I joined Social Policy in 2021 as a Chancellor's Fellow, having spent the previous three years working in Edinburgh College of Art, first as a Research Associate, then as an AHRC Creative and Digital Economy Leadership Fellow. I research social and spatial inequalities, and how they intersect, with a focus on the cultural sector, creative economy and creative occupations. I have particular interest in the use of administrative data, data linkage and digital methods.
Before coming to Edinburgh I was a Research Fellow on the Scottish Civil Society Data Partnership, taught advanced quantitative methods at University of Glasgow, and undertook my PhD at University of St Andrews, supervised by Profs Chris Dibben and Flowerdew. Prior to my PhD, I was Research Director at what became The Audience Agency, and worked in marketing and audience research for a number of arts organisations in London.

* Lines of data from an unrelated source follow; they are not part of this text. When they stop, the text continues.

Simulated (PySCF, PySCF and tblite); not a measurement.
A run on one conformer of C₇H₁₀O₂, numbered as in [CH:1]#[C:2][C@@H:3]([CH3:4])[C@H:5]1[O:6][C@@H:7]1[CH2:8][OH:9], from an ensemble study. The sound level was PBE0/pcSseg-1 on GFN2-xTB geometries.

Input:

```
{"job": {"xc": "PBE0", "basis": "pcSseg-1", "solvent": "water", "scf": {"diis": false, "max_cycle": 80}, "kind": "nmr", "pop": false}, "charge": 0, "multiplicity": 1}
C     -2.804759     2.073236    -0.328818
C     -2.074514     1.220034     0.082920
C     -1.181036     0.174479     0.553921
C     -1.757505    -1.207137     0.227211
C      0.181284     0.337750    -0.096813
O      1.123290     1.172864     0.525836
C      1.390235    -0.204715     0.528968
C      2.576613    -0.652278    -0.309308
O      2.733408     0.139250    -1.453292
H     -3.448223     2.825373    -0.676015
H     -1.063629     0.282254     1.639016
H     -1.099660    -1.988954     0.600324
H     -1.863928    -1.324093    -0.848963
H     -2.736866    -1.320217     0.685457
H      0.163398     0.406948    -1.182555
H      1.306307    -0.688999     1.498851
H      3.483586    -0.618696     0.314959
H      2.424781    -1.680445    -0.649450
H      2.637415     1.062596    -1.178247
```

My research focuses on social and spatial inequalities in the creative economy, particularly how space and class interact are implicated in both cultural participation and creative careers. I am an AHRC Creative and Digital Economy Innovation Leadership Fellow, exploring how places can shapes social disparities in cultural consumption; dual jobholding and precarity in creative careers; and the relationship between racially minoritised audiences and White-run venues.
My doctorate at the University of St Andrews used spatial modelling of cultural participation to explore how access to cultural opportunities (such as museums and performing arts venues) intersects with education and ethnicity, in particular, in explaining attendance at these venues. More recently I have been exploring social mobility in the creative economy, in a mixed methods project which used both the ONS Longitudinal Study of England and Wales and 235 semi-structured interviews with creative workers, and worked with colleagues to deliver the report "Panic! Social Class, Taste and Inequalities in the Creative Industries". I am co-author of the book Culture is Bad for You with Manchester University Press.